Do also note there is no reason to take the money out of the 529 where it would stay growing tax free and then can be used for any relatives secondary education expenses and as an inheritance vehicle would be a better bet as no 10 year rule on 529 plans but, monies can transfer at any time to a very loose interpretation of a relative.
- For the 5 year holding that period... if I moved $ from Child 1 to Child 2 would that be considered a new contribution (I'm assuming yes, but I am the owner and the funds have been in the system for over 5 years.
-How do you calculate the rollover? .... If I have 4000$ with the last contribution in 2019 with interest of 3$/year (let's say 16$ total) should I only rollover 4000-16=3984$?
And in order to rollover 3984$ to a Roth IRA child would need to have that much earned income, correct?
A work place retirement account it seems would not be a true Roth IRA so no subtractions would be needed, are there other loop holes that could come into play... workplace retirement contributions?

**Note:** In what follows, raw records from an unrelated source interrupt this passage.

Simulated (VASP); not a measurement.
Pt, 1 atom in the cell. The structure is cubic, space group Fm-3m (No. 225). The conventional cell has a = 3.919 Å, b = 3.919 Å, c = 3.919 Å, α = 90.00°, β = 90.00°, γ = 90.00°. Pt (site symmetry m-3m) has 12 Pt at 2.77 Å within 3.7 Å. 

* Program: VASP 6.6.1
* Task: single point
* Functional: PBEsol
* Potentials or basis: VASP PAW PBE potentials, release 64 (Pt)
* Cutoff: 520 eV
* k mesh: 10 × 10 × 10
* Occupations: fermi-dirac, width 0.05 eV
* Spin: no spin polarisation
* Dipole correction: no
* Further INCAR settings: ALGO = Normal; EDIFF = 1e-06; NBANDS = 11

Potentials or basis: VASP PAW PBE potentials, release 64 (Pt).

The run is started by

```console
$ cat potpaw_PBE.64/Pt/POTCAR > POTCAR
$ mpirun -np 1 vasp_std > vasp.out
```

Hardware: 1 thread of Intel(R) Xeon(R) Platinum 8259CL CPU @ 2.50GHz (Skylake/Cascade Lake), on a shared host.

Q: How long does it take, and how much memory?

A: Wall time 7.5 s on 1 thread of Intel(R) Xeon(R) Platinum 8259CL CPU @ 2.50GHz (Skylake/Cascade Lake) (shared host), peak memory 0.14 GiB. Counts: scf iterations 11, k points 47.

Also - current state plan was set up ... the company overseeing has changed hands ... the current operator only has records since 2014 but I have canceled checks from 2009, is this going to be a huge hassle?
Thank you.
@shire Still a grey area but, so far it is not a new contribution.
Funds cannot be moved from a 529 plan into a Roth IRA without incurring penalties and taxes unless the account has existed for at least 15 years.
Accountholders and beneficiaries cannot roll over any contributions or earnings on contributions made in the last five years. In other words, the money transferred must have been in the account for at least five years, and the amount can’t exceed your balance from five years prior. So do not look at earnings, it is the balance from 5 years ago capped.
tax and penalty-free rollovers to Roth IRA retirement plan accounts.
Note that the beneficiary must have earned income equal to at least as much as the amount transferred in any year.
You can only transfer up to the annual limit each year. You could transfer $7,000 for the 2024 tax year (you have until Tax Day 2025 to make a 2024 contribution).
it’s not yet clear if all states will treat these rollovers as a qualified expense for state income tax purposes. Not all states follow the federal definition of qualified expenses for 529 plans, and in states that don’t, there could be state tax penalties caused by a 529 to Roth IRA rollover. Some states will need to to update their laws to include these rollovers as a qualified expense, others may choose not to do so.
Do note there is no reason to rush this as leaving the funds in a 529 allows you so much flexibility and you can change beneficiary to any relative at any point in time. It still grows tax free. You can fund a grandchild with the funds in the future. Plus from an estate status, there is no 10 year rule to withdraw all the funds. It can effectively continue to grow.
Saving for College "529 to Roth IRA" article by Jeff White posted Jan 16, 2025 has a link to state by state info regarding deductibility of 529 to Roth rollovers. Note that rollovers to Roths are NOT considered contributions so they can not be recharacterized if needed - see IRS website on retirement plan FAQs for mre details.
The 529 plan administrator will provide a 1099-Q showing the trustee-to-trustee distribution (in my case that came from Illinois' Bright Start) but I can find no guidance within TurboTax or at this community forum as to how to enter the info as anything other that stating it is for a qualified expense. Would appreciate some advice here (another post "529 Rollover to Roth in 2024" cites the same issue).
Per IRS instructions for Form 1099-R pages 2 and 23, the 529 rollover to Roth will be reported as Box 10 on Form 5498 (just as would any normal contribution). This should come from the institution managing the Roth but of course those forms typically don't get released until May, after the tax filing date.